Confucius is perhaps the most influential of Chinese philosophers. His ideas about creating social and political harmony through good governance, proper human relations and individual moral development shape Chinese thought and history for many centuries.
Very little is known about his life, and most scholars attribute some of what is passed down as "known" to legend. He was born in the mid-6th century BCE in the state of Lu during the waning years of the Zhou dynasty. His name was Kong Qui, and was called Master Kong by his students. The name "Confucius" is a Latinized version of his name given to him by Western scholars.
He held low-level government positions and sought for a high-ranking ruler to hire him as an advisor so that his ideas for achieving social and political harmony could be implemented. This never happened. So, he spent the rest of his life studying the classics of Chinese history and teaching his ideas to students.
Some of these teachings are found in an important text called The Analects, although others besides him contributed to this book as well. He is also credited by the tradition with authorship of the Five Classics of Confucianism, but most scholars do not find enough evidence to justify this claim.

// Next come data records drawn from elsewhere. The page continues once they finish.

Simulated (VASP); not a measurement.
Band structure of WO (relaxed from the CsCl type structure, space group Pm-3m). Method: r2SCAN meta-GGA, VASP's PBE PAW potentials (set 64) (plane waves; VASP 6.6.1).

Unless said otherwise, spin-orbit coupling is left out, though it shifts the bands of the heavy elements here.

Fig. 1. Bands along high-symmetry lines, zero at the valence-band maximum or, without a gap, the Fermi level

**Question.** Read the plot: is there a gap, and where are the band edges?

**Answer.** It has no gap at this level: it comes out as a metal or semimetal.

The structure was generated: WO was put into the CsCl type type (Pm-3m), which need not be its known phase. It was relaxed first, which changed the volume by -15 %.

He died in 479 BCE without having had any major influence on China during his lifetime; however, his teachings developed in the centuries after his death and came to prominence during the Han Dynasty, when they enjoyed imperial patronage. After another long period of dormancy, neo-Confucianism emerged in the 10th century and came to shape Chinese understandings of social and political life well into the 20th century.
No other philosopher rivals him in terms of long-term influence in Chinese religion and history.